Adobe (NASDAQ:ADBE) Has Had a Remarkable Pattern, and the Entry is Upon Us Again

Discussion in 'Options' started by CML_Ophir, Sep 9, 2018.

  1. CML_Ophir


    Adobe (NASDAQ:ADBE) Has Had a Remarkable Pattern, and the Entry is Upon Us Again


    Date Published: 2018-09-08

    The results here are provided for general informational purposes, as a convenience to the readers. The materials are not a substitute for obtaining professional advice from a qualified person, firm or corporation.

    While the pre-earnings momentum pattern in Adobe was quite impressive, it turns out that the post-earnings pattern far exceeds even that high water mark. It has shown 19 winning back-tests and one losing over the last 5-years and a return that exceeded 300%.

    Why Look at This?
    There will come a time when straight down the middle directional speculation will not work -- the bull market will turn, or at the very least, will pause. That does not mean that back-testing and option analysis stops -- in fact, it may be even better.

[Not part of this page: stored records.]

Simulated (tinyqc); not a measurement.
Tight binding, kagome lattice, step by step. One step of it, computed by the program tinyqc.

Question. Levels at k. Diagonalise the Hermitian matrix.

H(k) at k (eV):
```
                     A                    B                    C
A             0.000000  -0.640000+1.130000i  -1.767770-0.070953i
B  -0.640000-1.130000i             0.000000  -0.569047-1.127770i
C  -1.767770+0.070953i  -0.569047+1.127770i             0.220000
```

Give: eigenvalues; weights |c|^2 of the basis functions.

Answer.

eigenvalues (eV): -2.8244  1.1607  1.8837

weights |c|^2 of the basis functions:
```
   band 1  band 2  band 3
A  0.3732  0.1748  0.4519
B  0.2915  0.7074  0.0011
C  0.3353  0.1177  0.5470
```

    There is a lesson here for everyone -- just betting that the stock market will rise, even through a decade of a bull market, isn't the only way to find profitable back-tests.

    Custom Timing
    First we'll start with timing. Here it is:


    The trade opens 5 days after earnings and closes 30 days later. ADBE has earnings due out on 2018-09-13, and five calendar days after that would be 9-18-2018 near the market close.

    Building the Strategy Before We See the Results
    We constructed a multi-leg strategy, just as we did for the S&P 500 ETF (SPY), Amazon, Nvidia, and Netflix back-tests, but that is not code for complicated -- it has just a few steps. Here is the entire image, and then we will break it down, leg by leg.


    Rather than take this is one big trade, we can actually break it into two familiar trades. This could be one way to apply this lesson in real life. That is, open 2 put spreads.

    The first leg is simply long one put spread:

    * Long one 40/22 delta monthly put spread.

    This is long one put spread

    The second leg is simply short two put spreads:

    * Short two 30/15 delta monthly put spreads.

    This is short two put spreads

    What Does This Mean?
    This is casually called a ratio put spread, and specifically this is a 1 x 2 x 1 x 2 (read out loud as "1 by 2 by 1 by 2") put spread.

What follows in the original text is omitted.